Reds still in the red, but better times are in prospect

Anfield

By David Owen
March 4 – Liverpool’s exciting brand of attacking football, which has carried them to second place in the Premier League, is inspiring dreams of a return to the club’s glory days between the 1960s and 1980s. But the on-field revival has yet to be reflected in the bottom-line – at least judging by the latest published accounts.

The Reds this week unveiled financial statements for the year to 31 May 2013 showing that the club, owned by US-based Fenway Sports Group (FSG), remains firmly, well, in the red.

However, the £49.9 million loss was explained entirely by player amortisation and trading, in what was a busy period for transfer activity at the club with six players, including Daniel Sturridge, Philippe Coutinho and Fabio Borini arriving and a further nine, including Dirk Kuyt and Charlie Adam, transferred out.

Excluding player amortisation and trading, the club would have made a profit before interest and taxation of £14.8 million on turnover well up at £206.1 million from £169 million in the preceding 10-month period.

Managing director Ian Ayre said the results showed that the “financial health of the club continues to make good progress”, with external debt now down to below £50 million.

He went on: “Given where Liverpool Football Club was only a few years ago, the progress that has been made since FSG acquired the club has brought back much-needed stability with an ambitious vision which everyone is focused on.”

With the team’s on-field achievements in 2012-13 still below the club’s historical standards, commercial income was the main driver of top-line performance, accounting for £97.7 million of the overall £206.1 million turnover figure.

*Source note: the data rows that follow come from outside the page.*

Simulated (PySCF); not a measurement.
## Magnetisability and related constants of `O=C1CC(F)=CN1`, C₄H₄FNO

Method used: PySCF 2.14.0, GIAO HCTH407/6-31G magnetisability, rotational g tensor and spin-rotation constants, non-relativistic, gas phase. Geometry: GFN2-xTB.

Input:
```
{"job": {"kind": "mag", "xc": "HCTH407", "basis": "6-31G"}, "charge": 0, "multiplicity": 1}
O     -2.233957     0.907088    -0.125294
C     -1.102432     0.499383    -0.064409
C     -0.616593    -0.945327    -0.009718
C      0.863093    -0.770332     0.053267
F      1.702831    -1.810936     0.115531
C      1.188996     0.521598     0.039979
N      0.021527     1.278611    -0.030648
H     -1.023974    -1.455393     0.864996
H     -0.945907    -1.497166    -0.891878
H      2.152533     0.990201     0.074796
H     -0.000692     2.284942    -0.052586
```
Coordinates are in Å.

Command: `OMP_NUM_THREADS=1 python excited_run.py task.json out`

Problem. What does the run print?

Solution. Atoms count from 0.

Staff costs climbed to £130.8 million from £109.2 million in the prior 10-month period, although termination payments fell sharply from £9.6 million to £1.4 million.

The remuneration of the highest-paid director topped the £1 million mark, having been just £657,000 over the 10 months to 31 May 2012.

The club noted that during the period FSG had injected £46.8million to “fully repay a historic stadium loan facility”. It said that since FSG completed its takeover of Liverpool in October 2010, external debt had decreased overall by nearly £200 million.

The financial statements showed that the loss for the year had wiped out what remained of shareholders’ funds, which stood at minus £44.6 million at the close of the year.

Nonetheless, the improved Premier League TV deal, which will benefit all top-tier English clubs, combined with the Merseyside team’s dramatically improved on-field record in recent months, with Champions League qualification now probable, should mean that a period of much smoother financial sailing is now in prospect.